In moving from statutes to resulting court cases (Chapter 5: Common Law) Seabourne is nearly as adept. Even though her subject is the captivity of women she acknowledges that men were far more likely to be abducted or imprisoned. We see this admission regarding noble hostages in Part I and it appears again in Part II when men far outnumber women in wrongful imprisonment actions and cases alleging the abduction of servants. Seabourne's tables outlining the number of pleas she found for these types of cases, separated into columns for males and females, underscore this sexual discrepancy, but the discrepancy should have been highlighted with totals at the bottom. Thus Table 5.1 (108) charting "alleged instances of false imprisonment" would show 321 males outnumbering 50 female victims. The following subsection reveals a similar gender ratio in the taking of servants. Interestingly, although men outnumber female servants in both instances, the actions that allege "taking and imprisoning" reveal a far higher ratio of men than the actions alleging "taking and abducting." Seabourne, discussing the existence of two different actions meaning almost the same thing, notes that the "taking and abducting" cases correspond to post-Black-Death demographic patterns, but she fails to account for how the discursive shift parallels an increase in female victims. It would be helpful if she provided, here and elsewhere, the original Latin terms used for these allegations.

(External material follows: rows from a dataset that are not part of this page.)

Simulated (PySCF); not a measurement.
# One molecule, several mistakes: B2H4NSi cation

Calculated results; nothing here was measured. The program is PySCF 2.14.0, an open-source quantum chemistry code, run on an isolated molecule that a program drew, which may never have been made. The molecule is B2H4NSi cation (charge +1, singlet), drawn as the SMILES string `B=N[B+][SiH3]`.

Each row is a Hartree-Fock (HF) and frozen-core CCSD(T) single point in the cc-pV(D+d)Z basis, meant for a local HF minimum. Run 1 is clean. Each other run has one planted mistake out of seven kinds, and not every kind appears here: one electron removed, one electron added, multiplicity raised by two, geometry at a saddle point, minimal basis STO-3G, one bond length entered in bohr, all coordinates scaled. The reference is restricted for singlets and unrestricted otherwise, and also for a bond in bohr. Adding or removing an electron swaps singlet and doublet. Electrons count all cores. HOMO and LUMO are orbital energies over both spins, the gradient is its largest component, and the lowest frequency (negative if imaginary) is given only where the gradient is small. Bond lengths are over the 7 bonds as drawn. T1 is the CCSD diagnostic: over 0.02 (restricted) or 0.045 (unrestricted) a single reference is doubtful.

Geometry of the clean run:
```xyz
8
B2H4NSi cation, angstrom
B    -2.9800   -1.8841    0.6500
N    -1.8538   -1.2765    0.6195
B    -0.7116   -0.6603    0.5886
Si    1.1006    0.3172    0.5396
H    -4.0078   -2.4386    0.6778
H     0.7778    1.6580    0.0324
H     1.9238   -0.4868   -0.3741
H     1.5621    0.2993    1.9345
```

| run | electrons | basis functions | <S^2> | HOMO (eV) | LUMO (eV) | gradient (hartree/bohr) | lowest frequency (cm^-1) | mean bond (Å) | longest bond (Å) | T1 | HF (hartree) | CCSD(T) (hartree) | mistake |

Seabourne's analysis of how the ravishment-of-wife cases rise and fall in the plea rolls matches the chronological trend that I have also uncovered, although Seabourne links the rising pattern to a prevalence of actual cases whereas I see many of them as fictitious. Seabourne is surely correct in her assertion that after actions for wife-theft declined, petitioners and lawmakers became more concerned about the abductions of single women. Yet her argument that "those looking to enrich themselves by controlling a woman's wealth might then have preferred to target single women" (122) imprecisely links the motivations of wife-abductors with those of captors of single women. Those taking fifteenth-century women were targeting propertied elite widows but most wife-theft cases involve women of common status. Seabourne briefly addresses the social status of both alleged victims and defendants in a subsequent section. In that discussion she considers, for example, how clerics evaded secular punishment through benefit of clergy but does not highlight the high proportion of clerics who numbered among the alleged ravishers of women.

Seabourne continues to focus on allegations of abduction and imprisonment in Chapter 6 but describes what happened when petitioners sought to resolve cases outside the common law. She considers how accessories and attempted abduction fell outside the purview of existing legal actions and illustrates concerns about official misconduct and intimidation of jurors or litigants by powerful elites. The chapter contains interesting and insightful information but lacks a sense of chronology. For example, Seabourne fails to note, when discussing high rates of imprisonment and abduction allegations and resulting oyer and terminer commissions from the early fourteenth century, that this particular type of commission was common during those years for all types of alleged crimes.

In Chapter 7 Seabourne returns to the historiographical debate regarding women's victimization versus empowerment when she considers the imprisonment and especially abduction cases that some scholars have interpreted as collusive. She overstates the extent to which previous authors have interpreted cases as consensual. Seabourne astutely highlights how ideas and vocabulary of consent have changed over time, that some of the terser narratives make it impossible to classify the woman as victim or agent, and that some narratives offer such conflicting stories that "what really happened" can be asserted only by an imprudent scholar. However, Seabourne's allegation that those who interpret some cases as collusive are failing to consider the nuances of how the meaning of consent might have changed over time, or are relying upon "questionable assumptions about the facts of the case" (161), is unjustified. Earlier historians have not merely assumed but have combed through the available evidence and employed inductive reasoning before proposing that many cases of abduction could have been collusive.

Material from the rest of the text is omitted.